Chan Is Missing, Wang’s debut, follows two hapless taxi drivers, Jo and his nephew, Steve, as they try to track down the eponymous Chan Hung, who has disappeared with $4,000 that belonged to them. Their search for Chan sends them all over Chinatown in downtown San Francisco, where the ever-elusive Chan not only continues to evade them, but in talking to the locals they come across, Chan almost becomes an afterthought to film, as we learn more about their lives. Chan is different to each person they meet and like Chan, the Asian American community that Wang illustrates contains multitudes as well. It’s charming, lowkey, and an easy-going watch that’s more people-forward than mystery-forward.
Also of note, the film was selected for preservation by the Library of Congress for the United States National Film Registry in 1995, which select films that are ‘culturally, historically, or aesthetically significant,’ each year.
In addition to Chan Is Missing, Kanopy has a selection of films from Wang’s filmography, which you can find here, including Maid in Manhattan and the terrific Dim Sum: A Little Bit Of Heart.
Piccadilly (Ewald André Dupont, 1929)
Your mileage may vary when it comes to the wavelength of a silent film. It could be the languid pace, the over-emotive acting, or a general aversion to anything black-and-white or ‘old,’ but E.W. Dupont’s Picadilly is one you might want to check out.

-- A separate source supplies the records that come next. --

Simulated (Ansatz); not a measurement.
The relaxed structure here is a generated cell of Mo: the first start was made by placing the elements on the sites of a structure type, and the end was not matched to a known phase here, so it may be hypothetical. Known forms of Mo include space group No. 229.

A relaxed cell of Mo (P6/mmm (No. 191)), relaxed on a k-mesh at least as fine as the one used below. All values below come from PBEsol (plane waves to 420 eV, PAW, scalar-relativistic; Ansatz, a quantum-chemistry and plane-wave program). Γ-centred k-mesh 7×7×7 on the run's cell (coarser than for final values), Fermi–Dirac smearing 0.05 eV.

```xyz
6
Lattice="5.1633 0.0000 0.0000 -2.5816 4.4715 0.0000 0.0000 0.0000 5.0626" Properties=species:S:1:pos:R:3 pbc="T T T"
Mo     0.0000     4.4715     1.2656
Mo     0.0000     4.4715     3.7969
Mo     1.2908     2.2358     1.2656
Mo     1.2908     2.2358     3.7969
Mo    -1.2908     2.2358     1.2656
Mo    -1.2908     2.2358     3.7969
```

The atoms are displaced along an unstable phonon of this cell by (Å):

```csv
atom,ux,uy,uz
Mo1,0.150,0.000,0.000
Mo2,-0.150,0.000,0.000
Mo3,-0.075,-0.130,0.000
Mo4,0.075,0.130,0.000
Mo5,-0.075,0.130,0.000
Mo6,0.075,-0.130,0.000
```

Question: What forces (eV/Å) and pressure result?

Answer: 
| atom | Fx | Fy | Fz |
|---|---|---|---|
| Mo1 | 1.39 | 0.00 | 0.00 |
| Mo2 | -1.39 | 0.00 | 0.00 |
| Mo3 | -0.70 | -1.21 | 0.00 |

Born in 1905 as Wong Liu Tsong, Anna May Wong is considered to be the first Chinese American star. With a glamorous image and a career that spanned from the silent era of Hollywood and to stage and television, Anna May Wong helped to not only legitimize, but also humanize Chinese American citizens. She fought for non-stereotypical roles and when she couldn’t find them in the United States, she moved to Europe and starred on stage and screen, and with this gained international acclaim and recognition. Anna May Wong’s legacy has only increased after her death with major retrospectives of her work, awards, as well as a United States quarter that went into circulation in 2022, and a Barbie modeled after her in 2023.
E.W. Dupon’t Piccadilly was one of those films Wong made in her time in Europe. Newly restored and present by the British Film Institute, the film is mesmerizing and looks great for being close to a hundred years old. Wong plays Shosho, a dishwasher who overcomes her station in life, and becomes a dancing sensation at a nightclub in London. From there, a love triangle and professional jealousy blossoms into what can only lead to murder.
These films not only highlight the distinctive stories of Asian Americans and Pacific Islanders, but they also provide a unique perspective on identity, migration, and perseverance.